Summer camp, young leadership celebrated at JEF Annual Event

With Alan Franco behind him, Macy Hart reads the Tzedakah Award that was presented to the Goldring Family Foundation

“Create a Jewish Legacy,” the projected image said at the Jewish Endowment Foundation of Louisiana’s Annual Event on March 11 at the Westin Canal Place in New Orleans. “Secure a Jewish Future,” it concluded.

That was certainly the theme of the day as the honorees were recognized for their roles in providing Jewish summer camping experiences and leadership training for the next generation.

Andrea Lestelle, JEF president, noted that “all of our honorees have given of their time, wisdom and talent, along with their dollars.”

She noted that last year, donors contributed $7.9 million to their funds, and “out of these funds, we distributed $4.5 million to 537 unique charities.”

The Tzedakah Award was presented to the Goldring Family Foundation, with the presentation focusing on the family’s role in funding the Goldring Jewish Summer Camp Experience.

The program was established by JEF in 1999, providing a grant to any Jewish child in Louisiana, Alabama, Mississippi or the Florida panhandle for their first summer at a Jewish non-profit sleepaway camp. In 2001, the Goldring Family Foundation began funding the initiative, which now provides a grant of up to $1,500, and the grants are not needs-based.

Around 1400 children have benefited from the program since its inception.

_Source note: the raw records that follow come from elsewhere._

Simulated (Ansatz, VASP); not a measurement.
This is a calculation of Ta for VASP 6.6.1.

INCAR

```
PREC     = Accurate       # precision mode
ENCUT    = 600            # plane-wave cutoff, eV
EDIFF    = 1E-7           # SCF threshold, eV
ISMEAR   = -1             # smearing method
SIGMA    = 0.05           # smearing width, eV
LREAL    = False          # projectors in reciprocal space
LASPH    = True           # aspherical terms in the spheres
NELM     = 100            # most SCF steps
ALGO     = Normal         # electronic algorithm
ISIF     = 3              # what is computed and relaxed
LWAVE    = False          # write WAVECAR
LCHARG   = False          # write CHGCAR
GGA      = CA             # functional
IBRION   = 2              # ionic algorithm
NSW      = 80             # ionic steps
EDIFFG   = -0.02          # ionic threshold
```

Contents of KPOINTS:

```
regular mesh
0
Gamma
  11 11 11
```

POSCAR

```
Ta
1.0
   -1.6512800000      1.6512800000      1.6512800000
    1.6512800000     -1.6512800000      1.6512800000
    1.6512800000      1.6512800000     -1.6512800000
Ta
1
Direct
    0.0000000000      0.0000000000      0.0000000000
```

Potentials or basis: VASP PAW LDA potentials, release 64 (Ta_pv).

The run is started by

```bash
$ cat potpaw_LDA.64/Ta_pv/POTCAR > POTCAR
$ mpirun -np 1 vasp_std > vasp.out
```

In a video presentation where the Goldring family’s legacy in New Orleans was compared to that of Judah Touro, the Delgadoes and Sterns, campers including Ellie Zurik, Rebecca Rubin, Charlie Cox and Emily Kupperman spoke about their summer camp experiences.

Scott Cowen, president emeritus of Tulane University, also spoke about the family’s impact on Tulane. “We wouldn’t be the institution we are without the Goldring Family Foundation and Bill (Goldring)’s involvement,” he said. They “are a true cornerstone of Tulane University and the New Orleans Jewish community.”

The presentation to the Goldring Family Foundation was made by the region’s most recognized Jewish camping professional, Macy Hart, who headed the Henry S. Jacobs Camp in Mississippi from 1970 until stepping down in 1999 to establish the Goldring/Woldenberg Institute of Southern Jewish Life in Jackson. He retired from ISJL earlier this year.

Hart mentioned that Bill Goldring’s daughter, Diane, was a counselor for what is now Camp Dream Street, a SOFTY intitative that continues at Jacobs Camp, and that was how he got to know the Goldring family. Also, Hart spoke of how Alan Franco, Diane’s husband, was a Jacobs camper in the 1970s.

Hart said the “embrace of Jacobs Camp by the Goldring family has been tremendous.”

He also spoke of the Goldrings’ support for ISJL, when the family “decided to invest in something that was only theory.” As an example of the Institute’s effect regionally, Hart mentioned that there are 4,100 children currently served by the Institute’s education department, in 71 congregations in the 13-state region.

He said the Goldrings “find a way to make their resources work for the good” and their desire to improve the community is something “we should cherish every single day.”

In accepting the award for the family, Alan Franco said “I would not be here today if it were not for Jewish summer camp.” He explained that he was the only Jewish student in his class at St. Paul’s Episcopal in Mobile, and Jewish summer camp “gave us the opportunity to have a Jewish life” unlike what they experienced during the school year.

Joan Brooks Cox received the Jewish Federations of North America Endowment Achievement Award. The senior financial advisor at Personal Financial Advisors, Cox has been in the financial services industry in 1984.

Being involved in the community has been instilled to her from her parents “as long as I remember,” and when she moved to New Orleans “it was a way of getting to know people.”

Serving on the board of Touro Synagogue “was great training ground” as she would help establish the Northshore Jewish Congregation, serving as its first president.

Working with JEF has “allowed me to have much deeper conversations with my clients on estate planning.”

She has worked with several Louisiana congregations on setting up endowment funds, and as her parents “felt strongly” about Henry S. Jacobs Camp, she helped them create the RoseMary and Saul Brooks Designated Fund at JEF for Jewish camp scholarships.

Now, both their children work in the non-profit world.

The Young Family Award for Professional Excellence was presented to Morton Katz, who was senior partner at Herman, Herman & Katz until 2011.

Katz is a past president of the Jewish Federation of Greater New Orleans and the Jewish Community Center. He currently serves as vice president of JEF and chairs the professional advisory committee.

When Katz was president of the Federation, the idea was floated to endow what had been the Lemann-Stern Leadership Development Program, which was established in 1960. Katz called the program “probably the best organization under the Federation umbrella. What could be better than training our young people to become leaders?”

When he and wife Carole decided they wanted to make that a reality, he approached his brother-in-law, Stuart Phillips, to join in the effort, and that is how the program is now known as the Katz-Phillips Leadership Development Program.

A major proponent of Create a Jewish Legacy, Katz said “you’re here on the Earth for a limited time. You can only take one thing with you, and that’s your reputation.”